Graphic Novel Artist ‘Trungles’ Has Roots in Brooklyn Park
Trung Le Nguyen, who is best known as “Trungles,” grew up in Brooklyn Park drawing with pen and paper. What was once his childhood pastime has now grown into a blossoming career.
Trungles is a popular Vietnamese-American storyteller and graphic novel artist who is winning national awards.
“I’ve always been really interested in picture books when I was a kid because my parents and I were learning the English language sort of concurrently at the same time,” he said. “So we’d go to the library and we’d pick up a bunch of books.”
His first debut novel, “The Magic Fish,” published by Random House Graphic, has been named one of the “Best Books of the Year” by New York Public Library.
“The Magic Fish is kind of a big love letter to all of the fairy tales my my parents and I read together. That was a memory that I very strongly sentimentalized. And it stayed with me for all of my life,” he said. “It’s a coming of age story of a 13-year-old boy. He’s Vietnamese-American and he wants to articulate the nuances of his experiences to his mother and his father. But they don’t have a language to be able to discuss it together and so they read fairy tales to each other. It’s a story about how people do their best with the tools they’re given. You can cross a lot of boundaries even though you don’t have all the right tools to say everything that you want to.”

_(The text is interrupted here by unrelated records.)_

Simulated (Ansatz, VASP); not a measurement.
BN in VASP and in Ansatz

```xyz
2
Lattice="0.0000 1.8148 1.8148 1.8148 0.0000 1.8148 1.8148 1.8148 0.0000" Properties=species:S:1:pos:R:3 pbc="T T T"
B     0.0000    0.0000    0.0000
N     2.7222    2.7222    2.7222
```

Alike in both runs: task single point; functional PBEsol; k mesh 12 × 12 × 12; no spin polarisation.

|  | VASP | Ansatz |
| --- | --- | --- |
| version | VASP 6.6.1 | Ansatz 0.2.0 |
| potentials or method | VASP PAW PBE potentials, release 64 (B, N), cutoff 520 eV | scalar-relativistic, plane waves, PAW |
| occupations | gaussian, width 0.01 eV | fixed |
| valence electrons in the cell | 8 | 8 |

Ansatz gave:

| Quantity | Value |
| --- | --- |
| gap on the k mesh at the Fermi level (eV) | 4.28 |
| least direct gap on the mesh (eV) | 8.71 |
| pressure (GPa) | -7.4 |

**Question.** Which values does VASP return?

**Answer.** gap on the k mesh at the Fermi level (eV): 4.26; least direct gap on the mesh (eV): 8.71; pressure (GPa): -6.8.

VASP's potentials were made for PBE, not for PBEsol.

Nguyen says many of the narrative elements of some of the parent characters reflected his parent’s experiences.
“They were Vietnamese boat people, they were refugees. They landed in the Philippines and that’s where I was born. So we had this experience of being a refugee family,” said Nguyen.
An intimate experience he says keeps his family deeply close even when they can’t always see his vision.
A Gift for Pictures
His mother, Hanh Le, is a business owner in Brooklyn Park. She says her son was always gifted as a drawer. Le says she still has pictures her son drew growing up.
“He was always very passionate about drawing. But I tried to talk him out of that as a career because I knew it would be very difficult for him to survive in that stage and then well he proved me wrong,” she said. “We didn’t allow him to play games or watch TV so he’s very artistic and very creative in his own way. Always drawing.”
Proving pictures can sometimes say a lot more than words can.
“It was the thing that I understood the best I think,” Nguyen said.
“We’re very impressed with everything that he does. But as a person, I really enjoy seeing him as a really good person growing up. It’s very helpful for the society and the family,” said Le.
Trungles is currently working on his next book project.
“It was a mode of expression that I felt came really natural to me and I really loved what the medium could do. I wasn’t someone who was a voracious comic book reader ever. This was not my expected career path, but I’m really glad I’m on it, because I get to tell stories and do things artistically that are really fulfilling that I never thought I’d be able to do.”